Does MongoDB support soundex or fuzzy matching? I want to spot dupes of basic contact name and address fields. I'm using the official C# driver. Thanks
Mongodb doesn't support soundex matching, but it has Full Text Search.
Also,
You can always just store the
soundex-encoded string in a separate
field in mongo and search against
that. Soundex is a really trivial
algorithm and should only take a handful of
lines.
-- from mongodb-user
MongoDB does not support real fulltext search and nothing like soundex (which is a very bad part for matching terms - something like Levensthein distance calculation is much better).
In addition look at my last comment here:
Full-text search in NoSQL databases
Related
Hope everyone is doing great.
I had a bit of a "weird" question regarding doing non-exact/related searches with MongoDB.
I'm building a web application with a sort of "search engine" search bar if you will (I.e.: people input stuff and the results are documents related to that search instead of exact results), and I'm having a difficult time deciding the best approach.
Recently I discovered about MongoDB's full text search and it's been amazing so far in terms of what I want to achieve. However, as my search functionalities get more complex (adding stuff like sorting, pagination, etc.) I notice a lack of documentation on best practices in comparison to using find() queries. I mean, I know there are aggregation pipeline stages for doing those types of functionalities, but I have found the amount of proper examples kinda lacking.

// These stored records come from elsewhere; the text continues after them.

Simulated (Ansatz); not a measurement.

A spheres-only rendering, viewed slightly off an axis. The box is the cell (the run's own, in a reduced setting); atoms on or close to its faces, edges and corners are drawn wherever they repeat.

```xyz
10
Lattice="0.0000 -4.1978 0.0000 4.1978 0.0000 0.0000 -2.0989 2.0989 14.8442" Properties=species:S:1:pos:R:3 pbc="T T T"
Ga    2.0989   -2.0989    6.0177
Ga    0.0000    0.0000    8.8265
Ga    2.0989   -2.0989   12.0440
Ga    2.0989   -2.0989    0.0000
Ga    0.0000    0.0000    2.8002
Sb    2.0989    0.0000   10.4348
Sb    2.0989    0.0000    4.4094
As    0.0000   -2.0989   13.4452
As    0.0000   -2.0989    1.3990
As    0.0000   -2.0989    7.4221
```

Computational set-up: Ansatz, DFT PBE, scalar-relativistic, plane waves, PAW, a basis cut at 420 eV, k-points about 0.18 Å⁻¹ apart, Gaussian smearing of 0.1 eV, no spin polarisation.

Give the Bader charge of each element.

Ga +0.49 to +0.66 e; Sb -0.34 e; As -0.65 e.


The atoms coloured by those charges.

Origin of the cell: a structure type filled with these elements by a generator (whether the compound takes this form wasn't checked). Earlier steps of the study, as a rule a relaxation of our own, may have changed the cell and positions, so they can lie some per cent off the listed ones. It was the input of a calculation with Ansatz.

Taking that into consideration, I've starting to consider changing my approach to using find() queries, but I can't seem to find examples of people using them for non-exact/related matches in the same way of what full text search can achieve. How would you even do that with find()? Would you use a more elaborated Regex or something similar? Is it even worth the try?
I would love to hear your anecdotes, specially as your search features became more complex, to ensure that the app remains performant. Do you swear by full text search? Or have you achieved search engine-like search using the good old find()? If so, how?
Thank you everyone!
Basically what i know in mongodb full text search is come with 2 types.
mongoDB atlas search
On-premise text search
To perform text search you can learn more on below ref docs
REFERENCE: https://www.mongodb.com/docs/manual/core/link-text-indexes/
I Want to query using part of id to get all the matched documents. So I tried “starts with” and "contains" which works find but is there any performance issue for large collection?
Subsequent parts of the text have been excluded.